No-side-seam pants are great for summer. They work best in lightweight fabrics, and are fabulous for pulling on over a swim suit when it's time for drinks on the lanai. I am wearing my no-side-seam rayon pants and dreaming of drinks on the lanai. We are still drinking hot toddies here in Montana, but we are dreaming of hot days. Today's high was 44 degrees. Yes, today is June 17. Yes, I choose to live in Montana.
The lack of seams makes these particular pants super quick to sew, but a little tricky to fit. You can't tweak much with only a crotch seam and an inseam. I had Pati Palmer fit McCall's 6571 to me during one of the two pants workshops I have taken in Portland. I started with a very large size (22 is just a number, right?). The crotch seam fit me well, so Pati had me make a vertical fold in the tissue where the side seam would be -- narrowing the hip and leg without affecting the crotch seam. I had a length of elastic around my waist, and Pati pulled and tugged the waistline of the tissue until it laid smoothly. She then marked where my waistline should be.
This is my second pair of no-side-seam pants. I made them both in a rayon batik. I made the first pair without pre-washing the batik. They are now capris. Rayon batik really shrinks! I pre washed and dried the fabric for this pair, and the first couple of times I washed them, I remembered to not put them in the dryer. I accidentally put them in the dryer the last time, and now they are too short! These photos were taken before any washings. I don't think I'll make any more pants in rayon batik. It does not stop shrinking! This lovely fabric is from SewBatik. I bought it while I was at the American Sewing Expo in Detroit. I also purchased some border print batik, which I plan to use for a skirt or dress.

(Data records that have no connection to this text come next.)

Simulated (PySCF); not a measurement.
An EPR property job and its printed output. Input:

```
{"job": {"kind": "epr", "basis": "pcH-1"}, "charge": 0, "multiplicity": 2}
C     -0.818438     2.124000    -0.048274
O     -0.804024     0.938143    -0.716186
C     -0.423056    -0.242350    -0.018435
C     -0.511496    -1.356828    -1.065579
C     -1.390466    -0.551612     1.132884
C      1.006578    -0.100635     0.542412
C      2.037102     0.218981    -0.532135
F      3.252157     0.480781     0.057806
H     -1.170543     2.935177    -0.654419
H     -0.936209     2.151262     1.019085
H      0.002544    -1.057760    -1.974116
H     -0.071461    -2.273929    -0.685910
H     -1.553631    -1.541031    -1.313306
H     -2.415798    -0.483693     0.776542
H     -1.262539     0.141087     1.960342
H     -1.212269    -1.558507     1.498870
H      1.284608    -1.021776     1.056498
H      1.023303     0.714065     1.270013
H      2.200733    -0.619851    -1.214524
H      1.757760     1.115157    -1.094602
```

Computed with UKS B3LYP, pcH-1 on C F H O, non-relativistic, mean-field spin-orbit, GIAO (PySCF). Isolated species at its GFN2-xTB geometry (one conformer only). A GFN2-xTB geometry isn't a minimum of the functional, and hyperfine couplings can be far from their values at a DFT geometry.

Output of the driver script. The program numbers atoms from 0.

What did we do before "What Not to Wear"? When the original What Not to Wear book by Trinny and Susannah first came out 10 years ago, I gobbled it up. I loved learning why things looked good (or bad) on me. If you also gobbled up the book, you know what kind of top minimizes a big bust: something that either "wraps" or "vees." I immediately gave away all of my high-necked tops to smaller-busted friends and began my quest for V-Neck and wrap tops that work for me.
My shopping quest has morphed into a sewing quest. My most recent attempt is McCall's 6513, a Palmer/Pletsch design with alteration lines included. The pattern pieces are strange looking, so the lines are particularly helpful.
I did a 1.5" full-bust adjustment, and added darts, which I think made the shirt too roomy. I'm tempted to try sewing up a straight size 16 and see what it looks like. I have some great white modal knit from Dharma Trading Company. I think I'll sew up the top in the modal and dye it if it fits. Stay tuned.
McCall's 6513 is a well-drafted pattern with great instructions written by Pati Palmer. There are some tricky bits, so I don't recommend it as a first knit top. It's a wonderful second or third knit project, though. What do you think, should I try it without an FBA?
May in Montana is the hardest month of the year for me. I grew up in California, where May was bright green hills and perfect 70-degree days. Shoes were optional in May. End-of-the-school-year pool parties abounded. In Montana, where I have lived my entire adult life, wool hats and mittens are starting to be optional in May. The weather can be best described as "iffy". Today, the sky is gray, and if it rains in town, the nearby hills will certainly get snow.
So...don't judge me for displaying a gray wool dress today. With a jacket, it is perfect May attire here in the North. This dress is a McCall's 5716, altered by Vanna DiAmicus during one of my Palmer/Pletsch trainings. It's a great, simple dress that I will make many more times.
Thanks for visiting. I hope summer has arrived for you!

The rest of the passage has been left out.